Calçots are a variety of long, thick green onions that look like slightly skinny leeks. They ripen in winter and have their peak season in January, February, and March. The center of production is in Tarragona, namely around the town of Valls. Like many in the northeast of the country, when calçots are at their peak, we head to Tarragona for a calçotada, a celebration of them grilled among friends.
For most, that means going to one of the rustic country restaurants in the area (my favorite is Masia Bou, which began grilling them for paying customers back in 1929; before that, they did it only for family and friends). For lucky others, though, it means heading to the farmhouse of friends. For many years, that is what we did on a Sunday in early February. We headed down to an old family hazelnut farm outside Falset with another forty or so others to devour the calçots planted on their land.
The routine was always the same. Calçots were arranged side by side on a wide metal screen, and once branches from hazelnut, almond, or olive trees were flaming, the screen was laid on top. The calçots were grilled until blackened on the outside, wrapped in newspapers, and kept warm in upturned terra-cotta roof tiles while the remaining ones were grilled. Once all of the calçots had been done, and the embers burned down, lamb chops, quartered rabbits, and fat, fresh pork sausages were laid across the screen to cook.
Meanwhile, in the courtyard of the house, makeshift tables were set up from sheets of plywood and benches from planks supported by upside-down plastic buckets. There were earthen bowls of olives, roasted vegetables in garlic-infused olive oil (escalivada, page 72), and bottles of hearty wine from a local cooperative in Priorat.
Calçots are eaten in a particular way. The blackened outside layer is peeled off with the fingers, exposing brilliant white flesh. Dragged through a flat bowl of salsa romesco (see page 170)—a sauce made from dried, sweetly mild red peppers, tomatoes, almonds and hazelnuts, garlic, and olive oil—the calçot is held above the head and lowered down into the mouth to eat the soft, sauce-slathered end. Eating calçots tends to be messy business, and long bibs are generally worn by all but the very confident. With groups like this, that meant no one had on a bib. If you weren’t confident, then you wore old clothes. Bibs are considered the province of restaurants.
Twenty calçots per person is about the norm, but some of our friends devoured many times that. The brother of one friend was once the village champion. I read in the newspaper a few years ago that the winner of a contest in Falset had eaten 237 of them in a single sitting.
Once the spent remains of the calçots were cleared away, and char-blackened hands washed, we uncorked more wine and then set upon the platters of grilled meat that we dabbed with pungent allioli (see page 337). For dessert there were bowls of fruit—golden-speckled green apples, elongated conferencia pears, and, if we were lucky, some early strawberries—and usually a spongy bizcocho cake (see page 279) that someone had brought.
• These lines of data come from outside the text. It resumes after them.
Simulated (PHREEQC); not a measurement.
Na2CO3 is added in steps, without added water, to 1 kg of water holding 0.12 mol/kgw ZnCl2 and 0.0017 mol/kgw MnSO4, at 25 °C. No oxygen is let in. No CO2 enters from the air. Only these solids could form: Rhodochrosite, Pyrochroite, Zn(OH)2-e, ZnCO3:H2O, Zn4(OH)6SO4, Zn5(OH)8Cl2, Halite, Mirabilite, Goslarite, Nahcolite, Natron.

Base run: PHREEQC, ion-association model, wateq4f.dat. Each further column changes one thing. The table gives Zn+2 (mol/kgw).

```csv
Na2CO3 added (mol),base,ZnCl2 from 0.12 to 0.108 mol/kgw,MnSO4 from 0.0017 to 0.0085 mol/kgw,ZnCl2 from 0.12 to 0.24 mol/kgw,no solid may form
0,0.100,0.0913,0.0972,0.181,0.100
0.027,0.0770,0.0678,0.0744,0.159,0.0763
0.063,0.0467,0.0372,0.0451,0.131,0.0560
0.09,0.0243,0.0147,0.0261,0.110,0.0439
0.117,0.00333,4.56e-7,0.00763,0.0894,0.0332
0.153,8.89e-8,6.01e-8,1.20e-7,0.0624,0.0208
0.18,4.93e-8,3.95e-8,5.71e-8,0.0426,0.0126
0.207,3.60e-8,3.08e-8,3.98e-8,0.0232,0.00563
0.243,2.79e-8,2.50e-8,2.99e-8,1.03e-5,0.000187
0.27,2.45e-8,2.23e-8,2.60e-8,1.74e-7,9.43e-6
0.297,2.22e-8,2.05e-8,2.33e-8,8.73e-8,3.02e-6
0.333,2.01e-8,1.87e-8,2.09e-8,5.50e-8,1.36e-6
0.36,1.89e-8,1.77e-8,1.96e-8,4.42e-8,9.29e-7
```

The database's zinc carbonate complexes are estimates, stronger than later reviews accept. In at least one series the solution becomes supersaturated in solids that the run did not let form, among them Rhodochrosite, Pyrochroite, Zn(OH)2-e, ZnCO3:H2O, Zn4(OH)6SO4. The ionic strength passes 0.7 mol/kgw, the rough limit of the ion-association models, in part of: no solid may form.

At that point, someone went into the kitchen to prepare coffee while a thin-spouted beaker of golden dessert wine went around the group. We lingered at the table, as jokes, stories, and compliments on the food flowed—and questions on the romesco recipe remained unanswered. (If the recipe is given on such an occasion, don’t believe it: something will surely be “confused” or “forgotten.”) People finally got up, sprawled under the long shadows of the old hazelnut trees, talked in low voices, or maybe read from the sports section of the Sunday newspaper about the previous evening’s fútbol matches, and later, pulling on sweaters as it began to cool, strolled through the orchard, crunching twigs and spent hazelnut shells underfoot until it was time to drive back to Barcelona.
Not long ago, our friends uprooted the hazelnut trees and the patch set aside for calçots and planted grape vines, and the calçotada tradition came to an unfortunate halt. I am happy for them—their wine has been quickly successful, and, with bottles of it frequently gracing our table, their farm remains a year-round presence in our house.
But come February the urge for calçots returns, and we head south for a calçotada. But now, like most, we eat them in a country restaurant with long white bibs firmly tied around our necks.